Şevket Süreyya Aydemir (1897 in Edirne – 25 March 1976 in Ankara) was a Turkish writer, intellectual, economist, historian, and one of the founders and a key theorist of Kadro ("Cadre"), an influential policy journal published in Turkey from 1932 to 1934. He was educated and became familiar with Marxism at Moscow University where he studied economics, and worked as a teacher in Georgia, Azerbaijan, and Russia. He was a member of the Communist Party of the Soviet Union and the Communist Party of Turkey, and attended a Soviet-sponsored Congress for the Peoples of the East in Baku on the Turkish party's behalf.
Upon his return to Turkey from the Soviet Union, he wrote for Aydınlık magazine. The magazine was shut down in 1925 for political reasons, and he was sentenced to 10 years in prison by the Ankara Independence Court for the views he had expounded in the magazine. He was released after a year and a half. He was tried again in 1927 but this time was acquitted.
Sobered by his prison experience, Aydemir mixed his Marxist–Leninist leanings with more mainstream nationalist Turkish ideology to create the basis for the Kadro theory. Aydemir argued that Turkey–economically subjugated itself at independence–would lead a new world order where former colonies and economically subjugated states would rise up and overcome the hegemony of the industrialized world. This is where the Kadro would come in:
"The ideal [of a completely state orientated economy] can only be achieved under the guidance, as well as the administration of, the devoted, disciplined cadre, which is indifferent to class or individual interests. Such a cadre, which has discerned the principles of the reform and adapted them as moral values, and a reform generation, are needed for the sake of the success of the reform"

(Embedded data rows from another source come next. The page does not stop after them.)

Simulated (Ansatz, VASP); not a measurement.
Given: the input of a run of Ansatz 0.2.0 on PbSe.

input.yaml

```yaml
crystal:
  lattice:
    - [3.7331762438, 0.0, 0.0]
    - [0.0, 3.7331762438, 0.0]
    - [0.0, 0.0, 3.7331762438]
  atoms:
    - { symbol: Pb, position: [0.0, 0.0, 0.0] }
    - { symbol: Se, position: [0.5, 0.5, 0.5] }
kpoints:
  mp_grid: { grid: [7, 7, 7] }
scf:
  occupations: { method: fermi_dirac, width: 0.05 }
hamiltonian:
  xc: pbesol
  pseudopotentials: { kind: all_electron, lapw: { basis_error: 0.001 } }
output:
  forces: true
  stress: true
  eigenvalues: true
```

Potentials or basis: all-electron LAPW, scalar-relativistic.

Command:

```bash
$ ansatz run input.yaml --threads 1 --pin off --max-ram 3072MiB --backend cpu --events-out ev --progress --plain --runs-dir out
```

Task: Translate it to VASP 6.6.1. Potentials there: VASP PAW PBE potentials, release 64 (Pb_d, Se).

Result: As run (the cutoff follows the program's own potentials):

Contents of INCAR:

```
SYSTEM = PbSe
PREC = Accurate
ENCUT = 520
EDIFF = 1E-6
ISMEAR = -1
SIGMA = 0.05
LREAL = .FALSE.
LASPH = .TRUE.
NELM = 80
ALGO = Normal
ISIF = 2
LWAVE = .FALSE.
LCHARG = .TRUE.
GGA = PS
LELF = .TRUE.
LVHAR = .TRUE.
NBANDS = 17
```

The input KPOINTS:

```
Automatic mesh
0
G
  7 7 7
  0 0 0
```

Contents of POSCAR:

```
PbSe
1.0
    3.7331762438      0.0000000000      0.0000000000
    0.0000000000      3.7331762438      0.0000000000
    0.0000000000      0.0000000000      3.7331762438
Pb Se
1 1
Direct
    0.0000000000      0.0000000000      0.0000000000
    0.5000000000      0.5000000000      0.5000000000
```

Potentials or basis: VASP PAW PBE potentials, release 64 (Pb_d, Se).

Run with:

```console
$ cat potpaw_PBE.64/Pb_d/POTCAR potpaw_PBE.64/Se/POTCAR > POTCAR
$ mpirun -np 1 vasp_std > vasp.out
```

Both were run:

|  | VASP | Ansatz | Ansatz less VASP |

Aydemir was a prolific writer. His most famous work was İnkılap ve Kadro ("Revolution and the Cadre"), published in 1932, where he outlined his theory of political economy presented in the Kadro journal. He published his memoirs, Suyu Arayan Adam ("The Man Searching for Water") in 1959. Between 1963 and 1965, he published Tek Adam ("The Single Man"), a three volume tome on Mustafa Kemal Atatürk. He also published a biography of İsmet İnönü titled Ikinci Adam ("The Second Man").